A vital wildlife corridor between Tsavo East and West National Parks, the Kasigau Corridor REDD+ Project protects over 200,000 hectares of dryland forest, with over 11,000 wild elephants living in the ecosystem – 2,000+ of which can be found in the Kasigau Corridor.

In an area where wildlife and human survival were at odds, the Kasigau Corridor REDD+ Project has transformed the paradigm of conflict between humans and nature through a market-driven solution to wildlife conservation. The world’s pioneering REDD+ project addresses the threats of poaching, subsistence agriculture and illegal tree harvesting through a comprehensive, community-governed revenue sharing model that has directly touched the lives of 120,000 people living in the area through investments in health, education, water and other infrastructure, income-generating enterprise, and direct job creation.

Intervention model

Origins

Community and wildlife were at odds when Wildlife Works first encountered Rukinga. For many years, the land between Tsavo East and Tsavo West National Parks served as both the main migration corridor for local wildlife and a home to a slowly failing cattle ranch. Rukinga had become a bruised, balding and barren land with fields grazed to dust, poachers easily accessing the ranch and trees vanishing along a critical rainwater basin.

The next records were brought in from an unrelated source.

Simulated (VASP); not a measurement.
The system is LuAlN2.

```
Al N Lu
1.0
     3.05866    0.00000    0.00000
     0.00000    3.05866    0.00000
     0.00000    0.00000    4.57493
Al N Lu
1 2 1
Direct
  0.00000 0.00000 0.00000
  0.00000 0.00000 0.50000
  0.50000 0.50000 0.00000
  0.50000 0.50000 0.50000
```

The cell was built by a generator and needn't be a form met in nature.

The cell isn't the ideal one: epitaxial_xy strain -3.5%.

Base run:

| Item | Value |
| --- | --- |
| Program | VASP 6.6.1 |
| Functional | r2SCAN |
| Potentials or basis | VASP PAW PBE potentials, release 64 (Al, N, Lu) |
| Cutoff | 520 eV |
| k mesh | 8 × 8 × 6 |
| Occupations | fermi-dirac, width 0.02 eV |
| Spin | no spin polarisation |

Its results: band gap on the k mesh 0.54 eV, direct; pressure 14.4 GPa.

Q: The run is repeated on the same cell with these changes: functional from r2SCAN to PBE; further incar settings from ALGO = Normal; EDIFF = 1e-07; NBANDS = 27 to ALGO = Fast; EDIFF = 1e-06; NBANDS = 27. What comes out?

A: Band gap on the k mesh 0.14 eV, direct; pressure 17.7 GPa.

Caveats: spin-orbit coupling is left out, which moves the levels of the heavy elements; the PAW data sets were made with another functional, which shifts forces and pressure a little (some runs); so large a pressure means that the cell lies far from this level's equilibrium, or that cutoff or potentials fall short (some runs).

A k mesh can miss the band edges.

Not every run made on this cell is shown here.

In 1998 the local community supported the project’s plans to establish the Rukinga Wildlife Sanctuary, covering 80,000 acres of forest. In these early years, the project established a community works project so local residents had an alternative income stream in place of poaching and clear cutting​; trained and hired local rangers to be wilderness guardians; and convinced the owners of the cattle to remove the cattle from the land to reduce conflict over resources. From this foundation, the project that would eventually become the Kasigau Corridor REDD+ Project was born.

Threats

This fragile landscape is threatened principally by the needs of the community to achieve a sustainable livelihood and thriving local economy. Poaching, clear-cutting for subsistence agriculture and production of charcoal, and unsustainable cattle grazing are all key drivers of deforestation, forest degradation, and threats to the important wildlife that use the area as a corridor between the National Parks of Tasvo East and Tsavo West.

Solutions

The foundation of the project is job creation. Through carbon sales, Wildlife Works partners with the local community of the Kasigau Corridor region in Southeast Kenya to help create enterprises and long-term jobs that replace unsustainable sources of income such as poaching, subsistence agriculture and illegal tree harvesting. This includes jobs supporting education, making eco-friendly products, protecting wildlife, managing the project, helping farmers and growing trees. Through an innovative model of community governance, the communities of Kasigau also establish their own priorities for utilizing proceeds from the sale of verified emissions reductions, resulting in sustained community-driven investments in scholarships for children, schools and school infrastructure, water infrastructure, and other programs to improve the economy, health, and well-being of the community.

Progress

The area protected has now expanded to over 200,000 hectares, which will generate approximately 1.7 million tons of CO2 emissions per year over the next 30 years. The Kasigau Corridor REDD+ project, with the dryland Acacia-Commiphora forest under its protection and its original biodiversity restored, received Gold level status by the Community and Biodiversity Standard for exceptional biodiversity and climate benefits. The project area is home to an incredibly diverse population of wildlife including more than 20 species of bats, over 50 species of large mammals, over 300 species of birds and important populations of IUCN Red List species, including over 2,000 African Elephants, African Wild Dog, Cheetah, and Grevy’s Zebra.

With a long track record of steady, high-impact work, the project is beginning to see indicators of a transition towards a durable, long-term impact for the community, forest, and wildlife.